Chase Manhattan Corp. and First Chicago Corp., two of the nation's largest bank holding companies, on Monday reported large second-quarter losses as a result of their decisions to increase loan-loss reserves against shaky Third World loans.
Both companies were among a number of major U.S. banks to recognize the vulnerability of credits to less-developed countries, or LDCs, and each had projected huge quarterly shortfalls.
Banking analysts said the losses were generally in line with their predictions.
Chase Manhattan, which added $1.6 billion to its loan-loss reserve, said it lost $1.37 billion in the three months ended June 30--the fifth-largest quarterly loss for an American company. During the same period a year ago, the nation's third-largest bank holding company earned $145.76 million.
For the first six months of 1987, Chase said it had a consolidated net loss of $1.27 billion, compared to net income of $289.45 million in 1986.

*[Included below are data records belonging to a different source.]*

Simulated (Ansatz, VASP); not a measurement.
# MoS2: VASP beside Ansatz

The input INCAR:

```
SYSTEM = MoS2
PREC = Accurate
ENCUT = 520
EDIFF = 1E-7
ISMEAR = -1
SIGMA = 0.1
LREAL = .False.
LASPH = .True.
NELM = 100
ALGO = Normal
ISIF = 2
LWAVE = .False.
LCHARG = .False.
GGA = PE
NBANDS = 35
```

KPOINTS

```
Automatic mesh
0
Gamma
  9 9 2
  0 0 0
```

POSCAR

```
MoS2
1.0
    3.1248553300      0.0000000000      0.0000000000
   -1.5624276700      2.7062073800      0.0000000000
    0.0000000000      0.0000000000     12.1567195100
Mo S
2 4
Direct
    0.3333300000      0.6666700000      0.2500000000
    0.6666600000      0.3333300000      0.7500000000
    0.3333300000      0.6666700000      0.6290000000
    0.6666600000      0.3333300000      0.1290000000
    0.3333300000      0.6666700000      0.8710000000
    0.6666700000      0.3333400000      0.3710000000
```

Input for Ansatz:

First Chicago, the 11th-largest bank holding company, reported a net loss of $698.28 million, compared to net income of $63.61 million in the 1986 quarter. For the first half of this year, First Chicago lost $633.32 million, compared to net income of $126.65 million in 1986.
The company added about $800 million to its reserve for foreign debt exposure.
Citicorp, the nation's biggest bank holding company and the first to increase its loan-loss reserve by $3 billion in May, said it expected a $2.5-billion second-quarter loss due to the accounting move.
By sharply boosting reserves, banks reduce their current earnings but establish a cushion to protect future earnings from loans that must be written off or disposed of at a loss.
The banks have cited the decision by Brazil, the developing world's biggest debtor, to halt interest payments on its international bank debt in February, troubled Third World economies and a series of debt restructurings as reasons for the reserves.
Chase Manhattan said it would have earned $122 million in the second quarter had it not been for the increased reserves.
Stephen Berman, a banking analyst with County Securities, called Chase's quarterly results "quite good," fundamentally.
"Actual fees were quite healthy and . . . expense control was in line to slightly better than expected," he said.
Chase said its net interest income, excluding the loan provision, rose to $750.88 million from $739.88 million a year earlier, while non-interest income dipped to $417 million from $449 million.
Non-interest operating expenses rose about 2% to $847.99 million from $834.41 million.
The company said its provision for possible credit losses was $1.73 billion for the second quarter, including the $1.6-billion special addition for the Third World loans.
Chase said the continuing non-accrual status of loans to borrowers in Brazil and Ecuador reduced second-quarter 1987 income by about $30 million.
"The results for the quarter were dominated by the special provision for troubled country exposure," said First Chicago's Chairman Barry F. Sullivan. "Nevertheless, net interest income and foreign exchange trading profits achieved record levels of our principal business units."
Second-quarter net interest income, excluding the provision, was a record $309.6 million, compared to $283.5 million a year ago, the company said.